OQC Advances Integration of Quantum Computing and AI Supercomputing With NVIDIA NVQLink

Business / Press Release October 29, 2025

London, UK, October 28 2025 -- Oxford Quantum Circuits (OQC), a global leader in quantum computing, is working with NVIDIA on NVQLink, a groundbreaking open system architecture that provides real-time, low-latency connectivity between quantum and AI supercomputing systems.

This initiative builds on OQC’s earlier announcement of its collaboration with NVIDIA on  the industry’s first quantum-AI data centre in New York City with Digital Realty – a landmark step towards scalable, hybrid quantum-classical computing in the heart of financial and national infrastructure.

OQC’s vision for the future of hybrid compute is one where quantum processors and classical supercomputers work seamlessly together to unlock new levels of performance and scalability. NVQLink represents a major step towards this future, offering the open, interoperable foundation needed to connect the world’s most advanced computing technologies.

“NVIDIA NVQLink is a milestone for the industry, providing the platform that will help accelerate the transition towards truly hybrid computing,” said Simon Phillips, Chief Technology Officer at OQC. “At OQC, we believe the future of computing will be built on collaboration between the world’s most advanced quantum and classical systems – and NVQLink helps make that vision possible.”

Bridging Quantum and AI Supercomputing

At the heart of NVQLink lies a real-time, low-latency and high-throughput connection layer, optimised for hybrid quantum-classical orchestration. Built on NVIDIA CUDA-Q, NVQLink allows developers and hardware partners to interlace compute resources (GPUs, CPUs and QPUs) with sub-4 microsecond data-transfer latencies, scaling to hundreds of 400G channels in switch.
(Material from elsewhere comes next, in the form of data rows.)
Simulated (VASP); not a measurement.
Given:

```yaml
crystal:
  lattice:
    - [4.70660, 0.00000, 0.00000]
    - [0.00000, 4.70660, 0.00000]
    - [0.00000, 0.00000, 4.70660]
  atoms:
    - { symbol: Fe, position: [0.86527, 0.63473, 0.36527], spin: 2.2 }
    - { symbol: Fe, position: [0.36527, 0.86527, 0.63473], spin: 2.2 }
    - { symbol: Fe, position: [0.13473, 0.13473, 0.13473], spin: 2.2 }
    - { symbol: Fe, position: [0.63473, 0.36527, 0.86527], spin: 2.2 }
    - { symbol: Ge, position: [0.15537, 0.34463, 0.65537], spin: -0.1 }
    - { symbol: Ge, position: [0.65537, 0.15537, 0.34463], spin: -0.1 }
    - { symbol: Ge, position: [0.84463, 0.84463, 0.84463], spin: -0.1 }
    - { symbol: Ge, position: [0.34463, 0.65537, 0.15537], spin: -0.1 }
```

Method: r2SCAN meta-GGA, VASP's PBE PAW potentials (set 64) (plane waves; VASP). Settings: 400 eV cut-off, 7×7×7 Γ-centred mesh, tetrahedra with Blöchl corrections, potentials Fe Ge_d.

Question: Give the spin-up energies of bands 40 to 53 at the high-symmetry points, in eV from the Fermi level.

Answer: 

Last year, OQC  integrated the NVIDIA CUDA Quantum platform to work with its quantum computers alongside an NVIDIA GH200 Grace Hopper Superchip  to conduct hybrid quantum-classical experiments.

Now, NVQLink provides a real-time, high-bandwidth framework for orchestrating CPUs, GPUs and QPUs within a unified computing environment, enabling developers and researchers to advance the hybrid applications needed for scalable, fault-tolerant quantum computing. By fostering collaboration across the ecosystem, NVQLink supports a shared goal: to make quantum computing a practical, integrated part of global compute infrastructure.

“NVIDIA NVQLink unites quantum processors and control systems with NVIDIA AI supercomputing, delivering a turnkey solution for integrating and scaling quantum hardware,” said Tim Costa, General Manager for Quantum at NVIDIA. ”OQC’s integration of the open NVQLink platform supports the transition to hybrid computing, integrating quantum and AI supercomputing to advance the development of this new computing infrastructure.”

Open Collaboration to Support Quantum Development

OQC is working with NVIDIA to enable quantum and AI to work harmoniously in support of unparalleled compute capability. NVQLink supports the creation of  a unified platform for OQC to continue progressing logical era devices, run hybrid workloads and scale towards practical quantum advantage.

First Quantum-AI Data Centre in New York

The Quantum-AI Data Centre brings together OQC’s quantum computing, NVIDIA accelerated AI hardware, and Digital Realty’s cutting-edge global infrastructure, eliminating geographical and infrastructure barriers to empower businesses to harness the power of quantum compute and AI. This initiative allows enterprises to access an integrated environment where quantum computing powers the AI revolution: enabling faster model training, more efficient data generation, and transformative applications in finance and security.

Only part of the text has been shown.